Graph-based Cluttered Scene Generation and Interactive Exploration using Deep Reinforcement Learning
This addresses the challenge of robotic manipulation in structured clutter for applications such as domestic assistance, though it is incremental in combining scene generation and exploration.
The paper tackles the problem of teaching a robotic agent to explore cluttered scenes like kitchens by generating stable scenes with hidden objects and then discovering them through interactive rearrangement, achieving significantly more objects hidden and discovered than baselines and demonstrating sim-to-real transfer on a real robot.

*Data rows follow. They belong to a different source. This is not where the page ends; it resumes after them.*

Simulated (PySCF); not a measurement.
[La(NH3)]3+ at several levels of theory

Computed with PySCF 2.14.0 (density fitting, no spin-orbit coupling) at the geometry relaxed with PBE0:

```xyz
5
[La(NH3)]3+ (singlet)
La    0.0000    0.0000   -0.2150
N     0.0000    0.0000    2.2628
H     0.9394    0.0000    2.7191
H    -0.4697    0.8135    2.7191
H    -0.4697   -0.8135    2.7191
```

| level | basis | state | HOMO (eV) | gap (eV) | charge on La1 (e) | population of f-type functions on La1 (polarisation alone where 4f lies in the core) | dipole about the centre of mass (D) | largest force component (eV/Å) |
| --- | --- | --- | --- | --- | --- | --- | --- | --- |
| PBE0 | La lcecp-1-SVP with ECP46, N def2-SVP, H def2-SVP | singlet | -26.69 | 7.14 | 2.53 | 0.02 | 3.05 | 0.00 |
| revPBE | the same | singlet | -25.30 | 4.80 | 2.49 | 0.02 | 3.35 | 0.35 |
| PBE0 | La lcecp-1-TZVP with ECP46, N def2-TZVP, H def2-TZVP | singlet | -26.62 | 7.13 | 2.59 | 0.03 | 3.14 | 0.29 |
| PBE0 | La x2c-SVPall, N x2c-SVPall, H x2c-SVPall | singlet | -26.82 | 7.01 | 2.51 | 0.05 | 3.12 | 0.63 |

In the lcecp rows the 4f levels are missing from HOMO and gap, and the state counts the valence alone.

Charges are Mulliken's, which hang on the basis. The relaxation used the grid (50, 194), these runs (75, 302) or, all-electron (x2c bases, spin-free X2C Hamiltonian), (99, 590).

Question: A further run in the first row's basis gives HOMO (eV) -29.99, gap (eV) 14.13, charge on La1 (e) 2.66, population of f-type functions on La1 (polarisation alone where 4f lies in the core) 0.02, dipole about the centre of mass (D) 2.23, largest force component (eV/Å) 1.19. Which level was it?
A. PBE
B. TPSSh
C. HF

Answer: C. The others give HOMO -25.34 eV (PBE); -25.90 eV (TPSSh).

We introduce a novel method to teach a robotic agent to interactively explore cluttered yet structured scenes, such as kitchen pantries and grocery shelves, by leveraging the physical plausibility of the scene. We propose a novel learning framework to train an effective scene exploration policy to discover hidden objects with minimal interactions. First, we define a novel scene grammar to represent structured clutter. Then we train a Graph Neural Network (GNN) based Scene Generation agent using deep reinforcement learning (deep RL), to manipulate this Scene Grammar to create a diverse set of stable scenes, each containing multiple hidden objects. Given such cluttered scenes, we then train a Scene Exploration agent, using deep RL, to uncover hidden objects by interactively rearranging the scene. We show that our learned agents hide and discover significantly more objects than the baselines. We present quantitative results that prove the generalization capabilities of our agents. We also demonstrate sim-to-real transfer by successfully deploying the learned policy on a real UR10 robot to explore real-world cluttered scenes. The supplemental video can be found at https://www.youtube.com/watch?v=T2Jo7wwaXss.